GOP Rep. Thomas Massie lost to challenger Ed Gallrein on Tuesday in one of the most expensive primary contests in history, and it wasn’t especially close. Gallrein, a retired Navy SEAL, beat the incumbent by a vote of about 55 percent to 45 percent.
Yet by his telling, Massie’s real opponents were something much bigger. At a fundamental level, the irascible Kentucky libertarian pitted himself against President Donald Trump as well as a collection of forces, real and imagined, that Massie believes are steering Trump’s presidency: the “Zionists,” the “military-industrial complex,” AIPAC, and the “Epstein class.” His defeat is a vindication of Trump’s power, and also a victory for moral hygiene within the GOP. He confirmed as much in his concession speech Tuesday with a joke aimed at Israel: “I would have come out sooner but I had to call my opponent and concede, and it took a while to find Ed Gallrein in Tel Aviv.”

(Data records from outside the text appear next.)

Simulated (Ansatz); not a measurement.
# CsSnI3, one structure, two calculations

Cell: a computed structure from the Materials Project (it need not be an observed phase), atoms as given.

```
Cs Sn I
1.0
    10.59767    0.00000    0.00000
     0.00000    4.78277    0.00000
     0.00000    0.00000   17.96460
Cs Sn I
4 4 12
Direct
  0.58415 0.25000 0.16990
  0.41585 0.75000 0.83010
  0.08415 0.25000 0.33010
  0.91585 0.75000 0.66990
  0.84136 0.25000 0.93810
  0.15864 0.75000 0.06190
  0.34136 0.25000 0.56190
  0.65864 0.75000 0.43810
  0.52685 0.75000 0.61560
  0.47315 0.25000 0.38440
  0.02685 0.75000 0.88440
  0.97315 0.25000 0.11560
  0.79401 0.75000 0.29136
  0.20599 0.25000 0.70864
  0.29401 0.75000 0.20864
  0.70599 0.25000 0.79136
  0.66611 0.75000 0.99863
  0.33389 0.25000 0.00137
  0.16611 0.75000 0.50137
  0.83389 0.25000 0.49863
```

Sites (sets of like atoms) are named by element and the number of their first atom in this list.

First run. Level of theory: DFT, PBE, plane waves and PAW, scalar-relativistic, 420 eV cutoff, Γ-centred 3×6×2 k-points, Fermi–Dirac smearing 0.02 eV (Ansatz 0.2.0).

As recently as 2024, Massie would have seemed an odd standard-bearer for what’s now known as the “America First” wing of the right: a cohort of politicians like former congresswoman Marjorie Taylor Greene, media figures such as Tucker Carlson, and an unknown number of voters, all of whom have broken with Trump over his alliance with Israel and his handling of the Jeffrey Epstein files. Before he became a populist conspiracist, Massie was a libertarian from central casting. He was first elected to represent Kentucky’s 4th Congressional District in 2012, when the enthusiasm of the Tea Party movement still lingered.